He identified five elements of it, in RPGing:

*Setting (your [world-imagine])​
*Character​
*Situation - this is the immediate motivating circumstance in which the character(s) find(s) themselves​
*Colour - atmosphere, tropes, "mere flavour", and the like​
*System - how the content of [imagine] changes - system is what puts the game into motion​

Vincent Baker's analytical work in relation to system is (as you know) extensive, and in my view powerful. Your third and fourth dot points (norms and mechanics) pertain to system.

Your first two dot points seem to me like articulations of (what is in my view) the key idea that the principal limit on a player's moves (via declaring actions for their characters) is what everyone is prepared to imagine together (which is, of course, informed by system).

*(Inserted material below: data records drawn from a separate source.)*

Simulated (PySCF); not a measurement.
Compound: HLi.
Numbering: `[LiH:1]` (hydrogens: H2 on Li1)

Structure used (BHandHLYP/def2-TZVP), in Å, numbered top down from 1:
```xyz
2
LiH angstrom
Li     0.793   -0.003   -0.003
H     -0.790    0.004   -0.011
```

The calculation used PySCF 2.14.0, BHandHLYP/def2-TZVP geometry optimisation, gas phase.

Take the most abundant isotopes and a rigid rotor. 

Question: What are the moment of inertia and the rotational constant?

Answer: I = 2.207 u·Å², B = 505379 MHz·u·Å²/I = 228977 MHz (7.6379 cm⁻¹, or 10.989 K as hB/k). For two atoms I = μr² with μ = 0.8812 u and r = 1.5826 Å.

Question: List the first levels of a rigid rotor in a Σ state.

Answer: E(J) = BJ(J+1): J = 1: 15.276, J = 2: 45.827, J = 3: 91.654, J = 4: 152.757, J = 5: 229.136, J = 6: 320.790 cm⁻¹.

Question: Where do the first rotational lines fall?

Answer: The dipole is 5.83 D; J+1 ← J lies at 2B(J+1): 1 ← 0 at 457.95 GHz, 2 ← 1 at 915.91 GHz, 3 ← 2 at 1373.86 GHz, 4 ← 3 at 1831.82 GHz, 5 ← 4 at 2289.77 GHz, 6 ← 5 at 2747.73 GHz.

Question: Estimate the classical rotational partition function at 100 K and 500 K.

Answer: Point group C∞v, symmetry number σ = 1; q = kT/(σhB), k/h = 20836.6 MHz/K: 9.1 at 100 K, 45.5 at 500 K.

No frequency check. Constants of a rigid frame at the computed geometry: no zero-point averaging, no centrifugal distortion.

I think the relationships of character => situation and setting <=> situation are very interesting. These relationship differ in different RPGs, and are key sites of differences of system.
So I want to reserve [exploration] for the relationship between the imaginer and the imagined. For the sake of argument, let's stick with the notion that what is imagined is i) not wholly known at the outset, ii) open-ended, iii) subject to norms that can be a) mimetic, b) established by game text, c) established by preceding play, and iv) compelled and structured by mechanical promptings into the ludonarrative.

So what then, is imagined?

places, natural and constructed​
characters and creatures, including the supernatural​
cultures including beliefs​
relationships including politics​
things and forces, including natural, technological and supernatural​
actions​
effects​
time​

Supposing the above were complete, then any situation ought to be imaginable as an arrangement of those elements. Exploration then is the attitude or relationship of the imaginer to the imagined, such as when I "explore" a world imagined by others, and/or per curated prompts, and/or unfolded in my own mind. When designing a TTRPG, it's of practical value to think about the imaginer <> imagined relationship, which I would call explore and connect with immersion. That doesn't mean Edwards wasn't using the word to capture the ideas I'm capturing by [imagine], but rather to say that I think there is something else there that better uses the label.